Press Archive


By Chris Hamilton

Albert Einstein once defined insanity as “doing the same thing over and over again and expecting different results” and for the past 83 years, the West Virginia Legislature and the United Mine Workers have done just that. Now, after our Central Appalachian coal production has declined by more than 43 percent, numerous coal mines have closed, and thousands of jobs have been lost, Cecil Roberts is advocating for the West Virginia Legislature to just keep doing the same thing. This is not just recklessness on part of Roberts and the United Mine Workers, it is insanity.
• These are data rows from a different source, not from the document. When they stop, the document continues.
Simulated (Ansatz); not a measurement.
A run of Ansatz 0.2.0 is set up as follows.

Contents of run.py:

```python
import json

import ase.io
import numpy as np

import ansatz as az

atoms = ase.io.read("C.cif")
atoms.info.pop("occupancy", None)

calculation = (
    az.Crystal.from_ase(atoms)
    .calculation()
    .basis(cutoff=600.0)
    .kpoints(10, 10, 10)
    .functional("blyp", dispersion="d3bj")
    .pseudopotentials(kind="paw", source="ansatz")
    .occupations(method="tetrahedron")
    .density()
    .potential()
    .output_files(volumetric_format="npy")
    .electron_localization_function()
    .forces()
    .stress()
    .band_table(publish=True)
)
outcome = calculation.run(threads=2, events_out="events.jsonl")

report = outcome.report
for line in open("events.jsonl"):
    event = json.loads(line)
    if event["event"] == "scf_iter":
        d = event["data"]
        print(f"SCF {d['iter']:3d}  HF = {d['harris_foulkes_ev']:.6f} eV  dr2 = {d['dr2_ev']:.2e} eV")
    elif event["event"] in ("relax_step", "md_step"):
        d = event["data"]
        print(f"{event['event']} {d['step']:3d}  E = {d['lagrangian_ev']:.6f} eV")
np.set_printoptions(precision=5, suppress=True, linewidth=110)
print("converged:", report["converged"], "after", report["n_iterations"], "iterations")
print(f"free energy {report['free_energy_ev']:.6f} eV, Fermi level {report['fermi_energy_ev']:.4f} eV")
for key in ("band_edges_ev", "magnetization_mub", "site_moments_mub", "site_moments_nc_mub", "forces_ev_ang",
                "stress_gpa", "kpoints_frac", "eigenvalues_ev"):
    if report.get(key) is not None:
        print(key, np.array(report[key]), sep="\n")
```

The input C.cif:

Our Legislative leaders appear intent to do everything within their power to provide the coal industry with help and optimism so it may survive the next couple years of President Obama’s assault on Central Appalachian Coal Operations. Yes, we also have worsening geology and lots of lower-cost gas, but rest assured, as everyone knows who is remotely close to the coal industry, its misfortunes today principally have been brought about by our president’s attacks (which the UMW repeatedly have embraced).

The West Virginia Legislature has elevated its Energy Committees to “major” committee status so it can become more engaged with our energy industries for the foreseeable future. In just a few short weeks, the Legislature already has repealed our state’s Alternative and Renewable Energy Portfolio, which certainly would have caused less coal to be consumed in years ahead and established oversight controls over DEP in developing the state’s Implementation Plan for President Obama and the EPA’s climate rules. And lastly, the Legislature is taking a close look at the body of law governing our operational standards to ensure they adequately address miner safety and streamline important safety processes.

Towards this end, and before his maddening rant, Cecil Roberts identifies two specific objections to the mine safety initiatives before the Legislature: One deals with transporting injured miners to the outside and the other makes some bizarre reference to diesel fumes.

Concerning the transportation of injured miners, the rule before the legislature requires not one but two emergency vehicles at all locations where track systems of transporting miners exist underground. No other state, not even under federal law, requires that two vehicles be present to transport an injured miner. Under the proposed changes to West Virginia law, there is a vehicle required on the immediate outby end of the track, and based on a recent Senate amendment (which Senate Judiciary Chairman Charles Trump championed and our organization supported), there is now a second emergency vehicle on the inby side of the track as well.

Roberts’ assertion concerning diesel fumes is plainly false. As any miner knows, West Virginia has the most stringent laws and regulations found anywhere in the world. From equipment engineering and design to our state’s requirements for ensuring the cleanest burning diesel engines known to man, there is nothing in the legislation that disrupts or changes these laws in any way, shape or form. The proposed change is simply to remove a six-member group of inexperienced laymen who currently are charged with approving mining machines — while they meet in posh hotel conference rooms — and transfer this important task to the West Virginia Office of Miners Health Safety and Training and its 135 highly skilled mine inspectors and safety professionals who are charged with inspecting our coal mines and ensuring that all equipment — both electrical and diesel — is safe to use.

I understand Cecil Roberts’ frustration, for his disciples and he no longer are in charge of state policy. Our hard-working miners get it — they have had enough of President Obama and his party’s rule. We have tried the United Mine Workers’ ways for the past 83 years, and it failed. It is time for a change to make our mines competitive and to save West Virginia jobs.

Hamilton is senior vice president of the West Virginia Coal Association, a member of the West Virginia Board of Coal Mine Health and Safety and a member of the West Virginia Diesel Commission.